Origin stories are important for business. They can be a source of living inspiration and guidance. For example, it’s very important for Silicon Valley companies to start in a garage. HP started it all here at 367 Addison Avenue.

Google also started in a garage, as did Apple. Guy Kawasaki even named his company Garage. Clive Sinclair got his start selling kit computers that you assembled yourself. One of the ways Apple differentiates itself is by selling a story about starting in a garage and thinking differently from the rest of the IT industry.

I visited in 2001 and I also got to visit Bill Hewlett and Dave Packard’s offices, which are carefully preserved in their Page Mill Road building.

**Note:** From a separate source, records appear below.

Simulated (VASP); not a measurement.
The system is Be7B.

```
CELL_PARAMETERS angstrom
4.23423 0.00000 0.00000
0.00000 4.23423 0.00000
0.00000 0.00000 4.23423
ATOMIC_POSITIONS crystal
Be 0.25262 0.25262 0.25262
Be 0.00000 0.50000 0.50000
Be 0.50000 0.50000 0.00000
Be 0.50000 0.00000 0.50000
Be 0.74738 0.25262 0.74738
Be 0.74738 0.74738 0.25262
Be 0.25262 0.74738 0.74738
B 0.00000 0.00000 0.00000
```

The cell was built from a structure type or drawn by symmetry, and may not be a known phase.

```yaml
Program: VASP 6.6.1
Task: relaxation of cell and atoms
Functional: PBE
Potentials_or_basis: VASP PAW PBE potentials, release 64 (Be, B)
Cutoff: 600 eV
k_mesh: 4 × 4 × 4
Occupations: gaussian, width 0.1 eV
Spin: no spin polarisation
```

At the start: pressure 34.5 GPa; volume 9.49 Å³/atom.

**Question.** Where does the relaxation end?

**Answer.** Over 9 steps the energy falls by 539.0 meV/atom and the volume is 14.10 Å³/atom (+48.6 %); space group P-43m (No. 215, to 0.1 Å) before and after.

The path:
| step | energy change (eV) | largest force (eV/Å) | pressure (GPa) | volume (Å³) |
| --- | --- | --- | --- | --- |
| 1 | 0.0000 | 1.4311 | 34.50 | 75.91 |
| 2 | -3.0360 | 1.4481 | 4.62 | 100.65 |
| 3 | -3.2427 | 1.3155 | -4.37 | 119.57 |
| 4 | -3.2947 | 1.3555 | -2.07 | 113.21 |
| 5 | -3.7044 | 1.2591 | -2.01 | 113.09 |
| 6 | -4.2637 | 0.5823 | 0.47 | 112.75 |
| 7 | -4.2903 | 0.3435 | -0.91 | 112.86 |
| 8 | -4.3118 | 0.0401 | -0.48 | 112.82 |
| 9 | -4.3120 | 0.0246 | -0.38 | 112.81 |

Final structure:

As an aside, I recommend this wonderful episode of This American Life for more on origin stories.

What’s your origin story? Can your history give you a sense of purpose? Clarify what you do and why your business is different?

My origin story is not really a place but a TV programme. In 1981, Horizon produced “Painting by Numbers” which was about computer graphics, their history and future. I was 12 and it inspired me.

The rest of my career has been an effort to explore that world. I started designing computer games and set up a business, Intelligent Games, to make them.

(Here’s one of my games, SimIsle, in the Computer History Museum – I visited in 2017 it was a real thrill to see it in there but I was also moved to see so many computers and video games that I used to own. It’s easy to forget that we are living through a revolution.)

SimIsle, SimCity and SimCity 2000 in Computer History Museum

The programme was a skilful piece of history too. It looked at how the science of computer graphics had developed. I think this inspired me to study history and I ended up reading Modern History at Oxford.

It also laid the roots of my later interest in journalism – I was a business and technology writer for a while after I sold IG. I’m still in the business of explaining technology to people, albeit through marketing.

(Here’s the Utah teapot that featured in the programme and also showed up at the CHM.)

Utah Teapot - a 3D graphics original - in Computer History Museum

What Rosebud was to Charles Foster Kane, so Painting by Numbers is to me.